Continue reading below for a quick primer on how ediscovery interacts with cloud technology and a few issues you should watch out for if you’re legally responsible for data held in the cloud.

What is eDiscovery?

To refresh your memory, ediscovery simply refers to “electronic discovery.” Electronic discovery, in turn, refers to the process of identifying, collecting, and producing electronically stored information (ESI) to another party in litigation or an investigation.

What is “The Cloud”?

When people refer to “the cloud” they could be referring to several different things. They might be talking about a distributed server bank that holds data. They might be talking about distributed processing resources used to run an app or program.

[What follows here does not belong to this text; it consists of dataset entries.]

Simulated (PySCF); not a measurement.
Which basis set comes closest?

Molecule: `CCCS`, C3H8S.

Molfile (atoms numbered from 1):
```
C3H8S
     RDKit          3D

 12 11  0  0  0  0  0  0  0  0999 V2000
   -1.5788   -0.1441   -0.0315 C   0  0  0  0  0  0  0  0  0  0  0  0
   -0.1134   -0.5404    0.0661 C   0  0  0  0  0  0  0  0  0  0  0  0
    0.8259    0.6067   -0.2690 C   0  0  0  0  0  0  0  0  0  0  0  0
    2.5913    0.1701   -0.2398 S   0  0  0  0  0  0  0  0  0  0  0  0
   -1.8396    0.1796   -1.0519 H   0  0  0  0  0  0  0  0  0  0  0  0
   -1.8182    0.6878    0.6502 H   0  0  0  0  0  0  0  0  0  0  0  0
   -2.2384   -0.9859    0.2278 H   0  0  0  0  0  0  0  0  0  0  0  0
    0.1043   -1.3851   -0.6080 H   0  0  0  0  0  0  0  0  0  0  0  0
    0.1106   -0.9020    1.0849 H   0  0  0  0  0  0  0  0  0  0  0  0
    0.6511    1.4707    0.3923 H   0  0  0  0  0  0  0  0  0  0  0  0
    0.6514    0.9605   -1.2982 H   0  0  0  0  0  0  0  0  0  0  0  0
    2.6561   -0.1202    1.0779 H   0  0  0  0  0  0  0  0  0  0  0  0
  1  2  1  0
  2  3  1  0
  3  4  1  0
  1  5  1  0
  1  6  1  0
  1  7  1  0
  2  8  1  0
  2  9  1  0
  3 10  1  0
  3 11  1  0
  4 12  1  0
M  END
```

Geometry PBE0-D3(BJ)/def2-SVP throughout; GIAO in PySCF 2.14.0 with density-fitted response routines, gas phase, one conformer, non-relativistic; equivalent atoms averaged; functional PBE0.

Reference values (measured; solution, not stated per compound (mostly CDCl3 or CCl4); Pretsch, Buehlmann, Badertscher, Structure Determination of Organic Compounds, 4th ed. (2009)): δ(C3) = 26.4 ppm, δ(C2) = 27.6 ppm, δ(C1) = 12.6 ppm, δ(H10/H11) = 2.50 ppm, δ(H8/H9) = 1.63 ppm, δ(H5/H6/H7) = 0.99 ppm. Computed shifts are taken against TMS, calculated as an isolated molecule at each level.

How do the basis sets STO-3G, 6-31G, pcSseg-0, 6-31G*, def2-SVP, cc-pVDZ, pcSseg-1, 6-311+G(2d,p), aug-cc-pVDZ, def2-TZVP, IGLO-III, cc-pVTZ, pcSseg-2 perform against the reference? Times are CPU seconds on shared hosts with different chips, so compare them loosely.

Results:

What’s common to all of these definitions however is the notion of distribution. Properly understood, “the cloud” refers to a distributed collection of computer resources (often either storage or processing resources).

For example, when you access your email in the cloud, you’re doing so by accessing several different servers distributed around the world that contain and store your email data. This access happens “behind the scenes” and without your direct input.

Issues With eDiscovery in the Cloud

Because data is stored in multiple locations on multiple physical computer systems, issues with identifying, collecting, and producing this data upon request often arise.

Information Governance

The Federal Rules of Civil Procedure in the United States require an organization to be able to preserve and produce information in response to litigation. Holding one’s data in the cloud does not absolve a firm of that obligation. It can, however, add an additional layer of complexity to that responsibility.

This is especially true when you consider that ediscovery in the cloud may implicate at least three levels of technological separation:

  1. IaaS: Infrastructure as a Service. These services provide the physical infrastructure of a cloud network. So, for example, they might provide organizations with the use of several servers scattered throughout the world to use as processing and storage resources.
  2. PaaS: Platform as a Service. These services provide web and software developers a place to host applications they create. 
  3. SaaS: Software as a Service. SaaS is software served up as a hosted service accessed on the Internet. For example, the popular webmail service Gmail is a SaaS.

eDiscovery in the cloud can involve all of these different layers which may, in turn, involve at least three additional organizational entities in an eDiscovery request.

For an example of how the use of cloud technology can complicate ediscovery efforts, consider the case of Beluga Shipping GMBH & Co. KS “Beluga Fantastic” v. Suzlon Energy Ltd, Federal Court Proceedings, NSD 1670 OF 2008 Before the Federal Court, New South Wales, Australia. 

In this case, Suzlon sought an order requiring Beluga Shipping’s employees to produce Gmail messages that would, according to Suzlon, reveal an unlawful scheme to profit from Suzlon’s cargo. The US District Court, Northern District of California, San Jose Division declined to order production because the emails were located on US servers.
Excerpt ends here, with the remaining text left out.